From the Jennifer McClellan for Governor campaign:
NEW VIDEO: McClellan Highlights Family History, Continued Fight for Justice
New McClellan Video Focuses on Her Family Background and the Fight for Equal Justice Passed Onto Her
McClellan: ‘T realized I’m fighting the same fights that they fought, and my grandparents fought. And I realized I have to do everything in my power to keep my children from fighting that fight.’
RICHMOND – Today, candidate for governor Senator Jennifer McClellan (D-Richmond) released a new video, “Still Fighting,” featuring McClellan’s family connection to the long struggle for equity and how the legacy of injustice still alive today has motivated her to continue fighting to secure equal justice for all.
As pictures of her family are shown, McClellan reflects on how Jim Crow and systemic racism impacted her parents and grandparents’ lives, from restricted economic opportunities to voter suppression. McClellan’s parents passed on to her a focus on rooting out the inequities baked into so many systems across Virginia.
In the video, McClellan says “What struck me now – when Trayvon Martin, Breonna Taylor, and George Floyd were murdered – I felt that same trauma[my parents] felt. And I realized I’m fighting the same fights that they fought, and my grandparents fought, and my grandparents fought. And I realized I have to do everything in my power to keep my children from fighting that fight.”
McClellan has dedicated her 15-year legislative career to combatting the cycle of injustice. Last week, McClellan and Del. Cia Price’s (D-Newport News) Voting Rights Act of Virginia, the first Voting Rights Act ever passed in the South, was approved by Governor Northam. McClellan has successfully repealed vestiges of Jim Crow in Virginia law by repealing segregation laws that were still in Virginia’s code until 2020 and repealing exclusions from worker protections through the Domestic Worker Bill of Rights, spearheaded the Senate resolution to make Virginia the 38th state to ratify the Equal Rights Amendment, and passed legislation to repeal Virginia’s ban on same-sex marriage and the Virginia Values Act.
Find the transcript below.
McClellan: “For my mom growing up in Mississippi in the ‘30s and ‘40s, there were no opportunities for Black people, other than taking care of white people.
“My dad saw racism a little more up close. You know, his grandfather had to take a literacy test and find three white people to vouch for him before he could register to vote in 1901.
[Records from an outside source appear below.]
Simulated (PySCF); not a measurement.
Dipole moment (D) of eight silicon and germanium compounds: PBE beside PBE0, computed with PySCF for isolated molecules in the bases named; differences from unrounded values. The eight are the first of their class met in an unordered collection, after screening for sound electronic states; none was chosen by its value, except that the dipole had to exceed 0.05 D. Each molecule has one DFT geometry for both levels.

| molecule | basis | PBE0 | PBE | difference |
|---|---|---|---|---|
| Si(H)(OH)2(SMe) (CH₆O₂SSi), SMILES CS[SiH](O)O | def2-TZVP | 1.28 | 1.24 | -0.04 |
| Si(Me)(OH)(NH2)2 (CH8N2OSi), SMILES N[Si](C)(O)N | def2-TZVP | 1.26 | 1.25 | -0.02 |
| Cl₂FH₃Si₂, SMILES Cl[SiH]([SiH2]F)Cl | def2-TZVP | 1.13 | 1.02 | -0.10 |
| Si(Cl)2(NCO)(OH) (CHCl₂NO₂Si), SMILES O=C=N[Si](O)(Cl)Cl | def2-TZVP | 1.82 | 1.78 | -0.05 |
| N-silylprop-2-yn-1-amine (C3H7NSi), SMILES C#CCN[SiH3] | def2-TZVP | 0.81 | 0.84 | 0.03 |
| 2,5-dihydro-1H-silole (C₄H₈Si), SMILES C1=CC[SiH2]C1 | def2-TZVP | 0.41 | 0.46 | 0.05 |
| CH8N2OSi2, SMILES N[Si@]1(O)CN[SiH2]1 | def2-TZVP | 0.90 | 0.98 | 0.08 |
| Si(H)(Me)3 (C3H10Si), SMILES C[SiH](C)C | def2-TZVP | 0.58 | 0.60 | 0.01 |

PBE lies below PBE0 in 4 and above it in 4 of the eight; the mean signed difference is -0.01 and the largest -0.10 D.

“Then, when my dad went to vote, I found, not too long ago, his poll tax receipt.
“My parents lived in Arkansas, Kentucky, and then Virginia between the 1950s and 1969 and were very active in the Civil Rights Movement. But they also felt the trauma themselves of Emmett Till being murdered, of Medgar Evers being murdered, of Martin Luther King being murdered.
“And, what struck me, now, when Trayvon Martin, Breonna Taylor, and George Floyd were murdered, I felt that same trauma they felt. And I realized I’m fighting the same fights that they fought, and my grandparents fought, and my grandparents fought.
“And I realized I have to do everything in my power to keep my children from fighting that fight.”